Just a few things about that: first and foremost, he's from Banu Israel - yes, he's an Israelite, and he is homeless, he's a fugitive from the law. He ran from Egypt because he accidentally killed someone, so he's homeless, he's an Israelite, he's a fugitive. He ends up in an Arab tribe - Medina - he ends up in Arab land where he finds a couple of girls, and he helps them, and one of the girls indirectly told her father she's interested in him, and the father immediately said yes, and they got married.

So an Israeli got married to an Arab in the Quran, and the one from Israel was also homeless and a fugitive from the law.

The Three Essential Qualities

The only thing the father needed to see was three things:

One: The girl's interested - that was number one. She liked him.

Number two: He's strong, he's got good character, good qualities in him. He can do a job, he can make money, he can defend my family.

And then: He's trustworthy. He had plenty of opportunity to do the wrong thing, he did no such thing. He carried himself with dignity.

When you have these three qualities, ethnicity didn't matter, financial status didn't matter. None of that mattered, none of that mattered.
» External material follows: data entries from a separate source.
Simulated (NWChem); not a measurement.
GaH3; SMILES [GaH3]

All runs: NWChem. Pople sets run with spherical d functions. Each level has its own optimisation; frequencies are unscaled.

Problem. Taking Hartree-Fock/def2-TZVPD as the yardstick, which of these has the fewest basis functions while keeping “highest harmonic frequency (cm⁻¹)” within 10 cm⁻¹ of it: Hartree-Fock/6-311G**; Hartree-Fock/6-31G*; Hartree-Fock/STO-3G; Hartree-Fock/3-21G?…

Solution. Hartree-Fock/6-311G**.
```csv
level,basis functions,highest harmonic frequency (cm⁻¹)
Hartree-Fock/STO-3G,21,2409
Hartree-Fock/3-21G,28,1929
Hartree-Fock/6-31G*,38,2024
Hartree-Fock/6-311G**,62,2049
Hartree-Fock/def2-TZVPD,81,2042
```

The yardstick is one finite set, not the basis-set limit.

Living with In-Laws: A Prophetic Example

As a matter of fact, in this case - if nowadays when you say this, it sounds suicidal - for 10 years, between 8 and 10 years, Musa (عليه السلام) lived with his in-laws and worked for his father-in-law, and his paycheck came from his in-laws.

Today when you say to somebody "Hey, where do you work?" "Oh, I work for my father-in-law, and I live with them too." "What a guy, this is a real man, this is a man - even he lives with his in-laws." You want to question the manhood of Musa (عليه السلام) Try and see what happens to you. You don't want to get punched by that man (عليه السلام).

Embracing Unusual Circumstances

What I'm saying is there are sometimes unusual situations, and Allah mentions them on purpose in the Quran because sometimes the marriage is going to be under unusual situations. Not every situation can

be ideal, and in your family if there's an unusual situation, don't sit there and cry "why couldn't we have a normal kind of situation?" That's okay.

Life is not about normal, actually. When you dig deep in every family, there's no such thing as normal. Every one of us is weird, every one of us has strange situations in their family.

So we have to adapt, and we have to be flexible, and we have to be merciful to our coming generation, allowing them to get married in a healthy way and having that open conversation with our sons and with our daughters.

Closing Prayers

May Allah (عز وجل) bless this community with healthy marriages. May Allah (عز وجل) allow us to do right by our children and our children to do right by their children in raising children on Islam. May Allah (عز وجل) bless you and me in the wise Quran, and may Allah (عز وجل) help me and you in the verses and the wise dhikr.

All praise is due to Allah and peace and blessings be upon His chosen servants, especially upon the best of them and the Seal of the Prophets Muhammad Al-Ameen, and upon his family and all his companions.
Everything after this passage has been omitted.